Self-study

Code

try:
    import fysisk_biokemi
    print("Already installed")
except ImportError:
    %pip install -q "fysisk_biokemi[colab] @ git+https://github.com/au-mbg/fysisk-biokemi.git"

Code

import numpy as np

1 Python as a calculator

We can use Jupyter notebooks as a calculator with all the operations we are familiar with from a regular calculator.
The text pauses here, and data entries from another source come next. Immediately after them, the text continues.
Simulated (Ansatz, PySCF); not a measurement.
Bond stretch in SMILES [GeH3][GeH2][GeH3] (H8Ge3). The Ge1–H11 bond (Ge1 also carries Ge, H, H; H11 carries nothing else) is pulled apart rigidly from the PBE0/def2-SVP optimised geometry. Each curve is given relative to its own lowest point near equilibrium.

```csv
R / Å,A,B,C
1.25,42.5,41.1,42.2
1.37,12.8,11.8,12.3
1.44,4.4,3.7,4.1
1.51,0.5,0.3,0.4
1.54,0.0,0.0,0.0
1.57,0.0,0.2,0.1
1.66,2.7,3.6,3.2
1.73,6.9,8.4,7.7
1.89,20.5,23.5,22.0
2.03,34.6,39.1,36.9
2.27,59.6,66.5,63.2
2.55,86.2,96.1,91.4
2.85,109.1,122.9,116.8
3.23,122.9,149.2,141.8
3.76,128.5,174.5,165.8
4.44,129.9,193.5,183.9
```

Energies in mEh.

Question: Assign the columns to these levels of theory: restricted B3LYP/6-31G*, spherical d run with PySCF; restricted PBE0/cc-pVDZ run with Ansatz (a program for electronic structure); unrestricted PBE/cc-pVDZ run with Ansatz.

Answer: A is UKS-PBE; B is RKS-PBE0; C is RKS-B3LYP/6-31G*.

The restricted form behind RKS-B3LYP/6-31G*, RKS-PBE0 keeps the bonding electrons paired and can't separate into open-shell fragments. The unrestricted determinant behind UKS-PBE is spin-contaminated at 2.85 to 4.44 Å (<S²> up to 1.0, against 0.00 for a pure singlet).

1 + 1       # Addition with +
3 - 1       # Subtraction with - 
4 * 4       # Multiplication with *
20 / 5      # Division with /

(a) Doing some calculations

Use Jupyter notebook to calculate the following:

\(21 + 21\)
\(53 - 11\)
\(6 \times 7\)
\(\frac{546}{13}\)

# Write your code in this cell

(b) Using variables

As also mentioned in “Introduction to the molecules of life”, it is often helpful to define quantities in variables, which gives them a name that can be used later. A variable is defined by using =, for example, we can define

a = 21 + 21

This means that the result of the calculation is stored in a.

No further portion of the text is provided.